Precision Granite Surface Plate Cast Iron Steel Inspection

Grade A Black Granite Surface Plate, 18″ x 12″.  About $160 on Amazon…

Surface Plates are solid flat plates used to mimic a perfect 2D plane as accurately as possible to facilitate other measurements being made on top that plane. Typical uses are precision inspection (for quality control, for example), marking out (putting precise markings to guide machine work), and tooling setup.

Many of the most common measurements are done with a Height Gauge.  A Surface Plate with height gauge is an extremely handy thing for any CNC’er or machinist to have on hand, so I recommend getting the set relatively early on.

Surface Plate Material: Granite, Cast Iron, Steel, or Glass

Surface plates are usually made of granite, and they come in a variety of sizes and grades.  There are cast iron, steel, and glass surface plates available, but most prefer to stick with granite.
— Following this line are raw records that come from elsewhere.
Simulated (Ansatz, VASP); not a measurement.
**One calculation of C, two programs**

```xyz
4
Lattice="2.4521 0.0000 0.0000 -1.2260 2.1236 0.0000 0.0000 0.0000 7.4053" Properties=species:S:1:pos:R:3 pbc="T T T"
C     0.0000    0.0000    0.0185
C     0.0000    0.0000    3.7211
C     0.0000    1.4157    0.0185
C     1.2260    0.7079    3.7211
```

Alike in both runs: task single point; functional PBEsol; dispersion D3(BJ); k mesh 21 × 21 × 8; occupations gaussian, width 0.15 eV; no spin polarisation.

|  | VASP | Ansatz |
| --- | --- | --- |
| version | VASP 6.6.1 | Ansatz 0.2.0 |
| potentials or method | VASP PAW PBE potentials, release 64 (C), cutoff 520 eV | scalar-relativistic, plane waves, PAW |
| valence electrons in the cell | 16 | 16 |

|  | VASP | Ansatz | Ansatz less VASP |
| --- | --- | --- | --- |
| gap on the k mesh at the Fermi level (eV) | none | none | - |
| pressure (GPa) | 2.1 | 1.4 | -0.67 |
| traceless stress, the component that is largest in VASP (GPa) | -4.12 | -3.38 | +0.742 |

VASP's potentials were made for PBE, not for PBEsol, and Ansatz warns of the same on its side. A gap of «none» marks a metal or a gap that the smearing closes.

Granite came into wide use during World War II.  Before that time, most surface plates were metal.  Granite surface plates were conceived as a means of saving the metal for more critical applications.  The idea to use granite came about by the happy coincidence of Wallace Herman owning both a monument and a metal shop in Dayton, Ohio. 

Granite has a number of advantages over cast iron.  It’s more durable and won’t rust.  These advantages are why granite surface plates stayed popular even post-World War II.

You can find both black and pink granite used to make surface plates, with black granite being more popular.  Pink granite has more quartz, and therefore more wear resistance than black granite.  Quartz is more than twice as resistant to wear as the other minerals in granite.  However, Pink Granite isn’t as strong as Black Granite and so it is normally desirable for a pink granite surface plate to be thicker.  Black Granite has superior stiffness, vibration damping, and machinability.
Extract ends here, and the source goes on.